This is just going to be a quick update post showing off everything that's happened since the last post. Cue the pictures!

The new load stages PCBs arrived. These feature:

• Updated optocoupler circuitry to greatly reduce turn-off delay.
• Switched to using MINI blade fuses, sometimes in parallel, to reduce cost dramatically. Those previous MAXI fuses could be nearly $3 each, and the MINI fuses are around 0.08$ each!
• Relocated the capacitor Cgd on the FET to be as close possible. Also, added series resistor with it to dampen the oscillation it caused. (Kind of feels like a dirty hack but it works...or at least now I can't see it)
• Added thermal reliefs to all the through-hole parts. Last time I discovered they are definitely not optional. I might need to make them even thinner next time since those PCIe connectors are still hard to solder and need a pass from each side of the pin. They are going directly in to solid planes though.
• Moved the gate driver transistors much closer to the FETs.
• Switched to a different TVS diode type to align with the PCB assemblers preferred parts (and they are just cheaper and just as good otherwise)
• Added a series resistor to the NPN push transistor in the gate drive. This allows input voltages to go higher than 14V without quickly being at risk of burning up the FET gate protection TVS.
• More optimized gate driver pull-up transistors to reduce quiescent current consumption

Thermocouples have been DIY spot welded, crimped, and epoxied to the load resistors. The thermocouples will someday get their own post but I'm using a cheap Li-Ion battery based spot welder intended for welding nickel strips when making battery packs. It works pretty well for this. The epoxy has to be a special high-temp cement (CC HIGH TEMP from Omega) to survive the 250C+ of the load resistors. I tried JB-Weld first a while ago but that just becomes soft and falls apart at those temperatures.

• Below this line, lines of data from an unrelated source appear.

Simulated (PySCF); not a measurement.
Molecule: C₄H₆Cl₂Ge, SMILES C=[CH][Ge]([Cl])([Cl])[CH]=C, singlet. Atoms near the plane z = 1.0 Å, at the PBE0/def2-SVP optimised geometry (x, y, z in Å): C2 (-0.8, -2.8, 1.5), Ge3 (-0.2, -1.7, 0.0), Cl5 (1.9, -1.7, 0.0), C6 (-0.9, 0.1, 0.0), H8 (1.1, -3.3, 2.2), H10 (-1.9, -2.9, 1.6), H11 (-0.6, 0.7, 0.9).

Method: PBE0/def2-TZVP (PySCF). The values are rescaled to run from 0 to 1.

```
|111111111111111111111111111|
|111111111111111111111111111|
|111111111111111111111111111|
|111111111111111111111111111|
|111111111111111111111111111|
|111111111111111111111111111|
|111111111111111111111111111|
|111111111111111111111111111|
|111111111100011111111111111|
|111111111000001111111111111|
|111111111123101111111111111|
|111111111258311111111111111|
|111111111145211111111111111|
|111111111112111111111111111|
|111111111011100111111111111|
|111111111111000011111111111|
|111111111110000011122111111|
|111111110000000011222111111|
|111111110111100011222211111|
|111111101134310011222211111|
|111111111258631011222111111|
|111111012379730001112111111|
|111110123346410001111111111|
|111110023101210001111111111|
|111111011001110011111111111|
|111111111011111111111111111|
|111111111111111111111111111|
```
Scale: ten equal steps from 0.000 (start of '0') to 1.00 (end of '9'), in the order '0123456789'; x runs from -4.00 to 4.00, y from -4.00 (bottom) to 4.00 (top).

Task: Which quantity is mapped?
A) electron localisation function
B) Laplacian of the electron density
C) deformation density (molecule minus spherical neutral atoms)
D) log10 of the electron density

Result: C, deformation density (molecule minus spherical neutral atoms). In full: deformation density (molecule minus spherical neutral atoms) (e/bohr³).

Main Control PCB Assembly 

The control PCB has over 570 components on it, which was rather painful to pick and place by hand. I timed myself and it took me almost exactly 5.1 hours to place the 511 SMD parts on the back. So I can do about 100 parts per hour. Not great, but there is a high component mix with 65 unique parts on the back. This whole system I'm working on right now is the prototype so the control PCB only supports 8 load stages. If all goes well, a future version will support the 50+ needed.

Connector PCB Assembly

This board has the job of taking in power from the DUT and distributing it to all of the load stages which operate in parallel. It also provides a remote voltage sense signal for the control PCB. It's only partially loaded here to support the max current levels I'm expect to hit on this prototype. The binding post solution on this is pretty weak since it's clear to me these were designed for panel mounting and not an electrical connection to a PCB. 

Putting together the mechanical chassis

Here is the first level of the chassis. Like everything else in the project, it's designed to scale to multiple levels. Each level can hold 13 load stages and three 120mm fans. I'm not sure what possessed me to use PCB hooks as a mounting mechanism for the load stages. It'll work because the whole thing is stationary but otherwise not a great solution. I suppose it is cheap though!

Putting it all together

This has the second load-stage chassis level installed which also provides the mount for the control PCB. There is an extension of the chassis the sticks out the front for the connector PCB to mount to. The connector PCB has to overhang that a bit to support the right angle connectors on the front edge as well as the binding posts. I suppose since I used standoffs anyways, if I moved the binding posts around that could probably be eliminated. It's now sitting on an unrelated aluminum frame cart so I can still use my workbench, and also so I can back it up to a window to exhaust the heat directly outside.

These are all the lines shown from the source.